Eastwood's output is inconsistent, and work like Absolute Power, True Crime, and Blood Work probably merit Roscoe's lable.

But Unforgiven? Like everyone's said above, that's a masterpiece whose grasp is more than equal to its reach. High Plains Drifter and The Outlaw Josey Wales easily distinguish themselves in the field of post-classical revisionist Westerns. Mystic River and Million Dollar Baby are both very effective dramas, the first a better Dennis Lehane adaptation than Scorsese managed, and the second an un-selfconscious throwback to traditional Hollywood melodrama.

And what about Letters From Iwo Jima? It's excellent, indeed good enough even to redeem the banalities of Flags of Our Fathers. The early-to-mid 2000s were rife with war films full of machismo and muscular action: Black Hawk Down, We Were Soldiers, 300, Enemy at the Gates, Windtalkers--and here is one of America's biggest action heroes making a thoughtful, melancholy duo that emphasizes humanity over carnage, and that gives both sides an equal share in the story instead of making one a faceless enemy to be mown down. Has any Hollywood filmmaker chosen to explore the other side to the degree Eastwood does here? Letters from Iwo Jima might even be the best Hollywood war film from the period (some close competition from Jarhead and Rescue Dawn, tho')

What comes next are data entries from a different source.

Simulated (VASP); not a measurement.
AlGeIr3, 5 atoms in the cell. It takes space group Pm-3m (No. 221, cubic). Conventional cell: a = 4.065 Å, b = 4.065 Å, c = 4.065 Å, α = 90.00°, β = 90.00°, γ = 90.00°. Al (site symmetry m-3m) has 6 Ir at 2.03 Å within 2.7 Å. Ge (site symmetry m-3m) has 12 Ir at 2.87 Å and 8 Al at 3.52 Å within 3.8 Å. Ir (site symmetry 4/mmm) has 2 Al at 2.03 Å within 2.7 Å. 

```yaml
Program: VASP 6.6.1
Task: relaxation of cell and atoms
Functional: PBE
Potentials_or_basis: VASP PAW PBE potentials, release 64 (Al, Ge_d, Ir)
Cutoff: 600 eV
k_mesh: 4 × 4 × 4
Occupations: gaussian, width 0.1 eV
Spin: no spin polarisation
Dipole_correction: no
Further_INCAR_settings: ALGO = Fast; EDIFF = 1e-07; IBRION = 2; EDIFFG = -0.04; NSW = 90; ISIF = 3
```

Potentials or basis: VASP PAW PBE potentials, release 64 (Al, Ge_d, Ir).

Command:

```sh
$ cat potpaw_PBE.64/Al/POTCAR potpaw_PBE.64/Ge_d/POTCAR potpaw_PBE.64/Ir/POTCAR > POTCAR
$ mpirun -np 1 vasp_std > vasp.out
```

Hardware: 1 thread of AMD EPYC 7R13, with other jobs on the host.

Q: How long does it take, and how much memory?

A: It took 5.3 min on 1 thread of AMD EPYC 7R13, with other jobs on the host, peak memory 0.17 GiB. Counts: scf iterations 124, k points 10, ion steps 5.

Then there's stuff like White Hunter, Black Heart, a movie not equal to its aspirations and yet more interesting as a failure than a lot of more successful movies. And Sudden Impact is the most fascinating entry in the Dirty Harry series, and not at all the one you would've expected Eastwood to direct given his Republican bonafides, ie. he chose a female power fantasy over, say, The Enforcer's straight-forward sexist response to the woman's movement.

YMMV and other cliches aside, Roscoe's criticisms are an inadequate response.